All those things produced this profound transformation for white religious people of a certain kind. It was just so successful at connecting fetal personhood to what it meant to be a Christian and what it meant to be a woman. That trickled up into arguments made and bought by the Supreme Court.

In the beginning, you mentioned that abortion, unlike other social conservative issues, has remained the issue for conservativism and the religious right. Some vote for Republicans only because of their abortion position.

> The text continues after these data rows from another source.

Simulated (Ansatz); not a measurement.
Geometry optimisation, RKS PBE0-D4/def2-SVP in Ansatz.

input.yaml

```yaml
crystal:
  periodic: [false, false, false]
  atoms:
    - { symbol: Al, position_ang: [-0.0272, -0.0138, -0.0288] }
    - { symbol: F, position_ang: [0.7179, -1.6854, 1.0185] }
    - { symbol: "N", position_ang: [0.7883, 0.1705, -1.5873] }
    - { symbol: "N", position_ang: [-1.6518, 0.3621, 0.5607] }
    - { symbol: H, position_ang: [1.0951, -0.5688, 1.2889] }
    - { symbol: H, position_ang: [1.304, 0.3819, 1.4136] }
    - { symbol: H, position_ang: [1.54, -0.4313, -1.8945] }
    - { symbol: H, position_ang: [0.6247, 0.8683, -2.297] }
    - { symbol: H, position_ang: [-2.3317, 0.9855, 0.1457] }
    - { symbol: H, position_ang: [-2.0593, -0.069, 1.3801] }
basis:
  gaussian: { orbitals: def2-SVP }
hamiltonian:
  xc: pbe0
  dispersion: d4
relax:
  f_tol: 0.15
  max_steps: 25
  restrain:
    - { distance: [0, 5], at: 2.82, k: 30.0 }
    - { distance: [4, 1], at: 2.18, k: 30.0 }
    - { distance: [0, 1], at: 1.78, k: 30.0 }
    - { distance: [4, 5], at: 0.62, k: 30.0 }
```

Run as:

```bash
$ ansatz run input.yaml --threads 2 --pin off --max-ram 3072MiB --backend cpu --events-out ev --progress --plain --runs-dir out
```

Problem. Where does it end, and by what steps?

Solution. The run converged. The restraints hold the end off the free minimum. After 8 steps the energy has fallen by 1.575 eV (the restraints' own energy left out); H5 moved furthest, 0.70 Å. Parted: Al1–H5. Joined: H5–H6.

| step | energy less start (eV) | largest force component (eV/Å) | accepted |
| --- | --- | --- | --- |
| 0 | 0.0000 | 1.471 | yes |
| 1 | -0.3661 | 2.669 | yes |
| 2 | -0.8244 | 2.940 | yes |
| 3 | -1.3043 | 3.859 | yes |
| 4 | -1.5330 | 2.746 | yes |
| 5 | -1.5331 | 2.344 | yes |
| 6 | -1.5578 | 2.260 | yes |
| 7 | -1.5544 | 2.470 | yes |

One part is the effective personal messaging for people who are in moments of transition — and that’s white religious people in the late 20th century. [They’re asking:] “Who are we? What does whiteness mean after the Civil Rights Movement? What does being a religious person mean in a world that is like valuing secularism more and more?” I think the other major reason why the anti-abortion movement is so successful when a lot of other movements aren’t, is that the anti-abortion movement has captured and grown on is this idea of “rights.” Civil rights, and the right to life.

What do you mean?

They co-opted the Civil Rights Movement and a lot of its imagery. They claim to be the inheritors of people who opposed the Nazis. That’s central to their vision of themselves. They co-opt liberal and leftist rhetoric. They envision the anti-abortion movement as an extension of those.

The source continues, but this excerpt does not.